However, Algerian security officials at the border post, supported by security units of the municipalities of Ain el-Zarqa and Kouif, prevented the Tunisian protester from entering to Algeria and managed after half an hour of negotiations to persuade them to return to their homes.

Tunisians protesters are residents of Kasserine province, and they decided to take this step in order to draw the attention of their authorities to their bad social conditions which they describe as difficult.

This protest came about a week after a similar movement by jobless youths from Bir al-Atar, south of Tebessa, who tried to enter Tunisia via the center of Bitita under the slogan “job or illegal immigration”, and they were intercepted by the Algerian security services before they set foot in Tunisian territory.

Sources from the border center of Ras Laayoun told Echorouk that the Tunisian protesters were men, kids, and women who carried slogans and leaflets demanding work and improvement of their living conditions.

One of them said that they did not want to enter the Algerian territories in order to stay illegally but in order to raise their concerns until they are transmitted by the Algerian media”, and inform people about the suffering of Kasserine population, and young people in particular.
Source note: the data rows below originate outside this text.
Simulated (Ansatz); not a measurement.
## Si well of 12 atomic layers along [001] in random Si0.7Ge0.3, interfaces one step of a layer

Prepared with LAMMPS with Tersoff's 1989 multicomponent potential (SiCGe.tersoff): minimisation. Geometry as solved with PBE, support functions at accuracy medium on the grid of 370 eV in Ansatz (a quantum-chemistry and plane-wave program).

It is known that the Tunisian protests that move to Algeria were carried out at the level of the border center of Bouchebka or across the borderline in Bir Al-Atar, but this time it changed its destination and tried to break into the Ras Laayoun border post.

The borderline with neighboring Tunis, in Tebessa province, has lived since the “Jasmine Revolution” in 2011, dozens of similar movements, where initially protesters entered the Algerian territory and stay there for at least 48 hours, where the Algerian authorities receive them and provide them with the necessary needs during their presence on its territory, before settling the issue with their Tunisian counterpart. But in the recent period, the security services have been dealing with the situation with much rigor, against the background of security concerns.

Previously, the border post in Bouchbka was attacked by a number of people illegally brought some goods which were bought by Tunisians from Algerian markets using the wheeled vehicles, and protested against preventing them from doing these illegal activities.